The Malahat First Nation has applied to the province to expand the quarry and foreshore access at its Bamberton mine site, and some people living nearby are raising concerns.
The nation is asking the province to expand the active mine site 30 per cent, from almost 40 hectares to just over 50. The proposed expansion would allow the realignment of the mine’s boundaries to make the quarry more efficient for production in the future.
The Malahat Nation’s chief administrative officer (CAO) says the majority of the mine’s expansion would be inland and north of the current mine site and not towards the waters of the Saanich Inlet.
“The Bamberton site is a key site for the nation,” said Malahat Nation CAO Josh Handysides. “It’s right in the core of the Malahat Nation’s traditional territory and it’s going to be a economic driver for the nation into the future.”
People opposed to the expansion say the scope of the expanded quarry is too large. There are also concerns that the logging that will take place to expose the mined rock will have a negative environmental impact on the Saanich Inlet.
“They’re going to do a lot of cutting to make room for this expansion,” said Brentwood Bay resident Ian Cameron. “It’s a very large expansion, at the moment it’s relatively small, but it’s going to be a whole lot bigger. As near as we can see, it’s going to take in the whole hillside.”
Cameron has lived on the shores of Brentwood Bay across the Saanich Inlet from the Bamberton quarry for many years. He says the latest proposal to expand the quarry is one of many since the former cement manufacturing facility was decommissioned.
“This is the fifth or sixth time that there has been a major expansion of what was the cement works proposed,” said Cameron. “In the past there has been a lot of objection and things have gone by the wayside.”
In an emailed statement to CTV News, the B.C. government said staff from the Ministry of Energy, Mines and Low Carbon Innovation “continue to engage with First Nations and the public about this application and are reviewing input received to date.”
“In terms of public awareness of the application, the ministry required the applicant to extend the advertisement period by including the Cowichan Valley Citizen to ensure a more comprehensive distribution to surrounding areas,” the government added.
The province has also extended the ongoing 30-day public comment period to Nov. 14.
”Primarily, we hope that the two or three ministries that are concerned with this carry out a really thorough review to make sure that there are not going to be any problems,” said Cameron. “The most important thing is that there has been very little information about how remediation is going to be carried out and what environmental protection there will be.”
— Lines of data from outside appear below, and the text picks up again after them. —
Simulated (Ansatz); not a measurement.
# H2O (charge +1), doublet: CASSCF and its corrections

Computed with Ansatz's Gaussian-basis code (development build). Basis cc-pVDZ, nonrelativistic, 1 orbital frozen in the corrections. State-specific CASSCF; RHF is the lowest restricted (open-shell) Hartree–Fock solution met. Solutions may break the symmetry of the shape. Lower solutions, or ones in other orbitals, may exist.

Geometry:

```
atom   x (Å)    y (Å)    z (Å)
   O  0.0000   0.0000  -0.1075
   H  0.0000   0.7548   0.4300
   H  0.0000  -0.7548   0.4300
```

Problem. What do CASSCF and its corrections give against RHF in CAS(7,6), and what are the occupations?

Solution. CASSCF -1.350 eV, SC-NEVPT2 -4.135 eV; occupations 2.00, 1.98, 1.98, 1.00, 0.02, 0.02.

“We want to make sure that if this is going to go ahead that it is not going to harm the inlet,” he said.
Handysides acknowledges there are a number of creeks that run into the Saanich Inlet on the Bamberton property, but none of them are through the existing or expanded quarry site.
“There’s been a lot of comments in the public about what the impacts of aggregate production are,” said Handysides. “We really want people to understand this isn’t a big mine, it’s a small mine that’s about producing rock for local markets, mostly home construction, and it’s really about helping to ensure that there’s affordable product for the building community.”
He says the expansion of the foreshore wharves will allow the mine operator to accommodate larger barges when equipment is brought to or from the mine site a couple of times a year. He says there are safeguards in place should there be an accidental material spill into the waters of the Saanich Inlet.
“With the water lot, you have to have a spill protection plan that covers how materials are safely handled,” said Handysides. “It includes the aggregates, the cement powder that we handle now and any other materials and that there are contingency plans if any material were to go in the inlet.”
The Malahat Nation acquired the Bamberton property in December 2017. According to Handysides, the mine is one of the businesses on the property that the First Nation relies on the pay for the property. He says it is vital for the First Nation to keep businesses like the quarry operating and growing to service the outstanding debt.
“The Malahat Nation thinks we’ll be successful with this permit,” said Handyside. “We’ve looked at what is a reasonable project on site and as the process has gone on we’ve reduced the footprint that we applied for to make sure it’s a project that fits the area.”
The statement from the province says “the application will be considered by an independent statutory decision maker within the ministry.”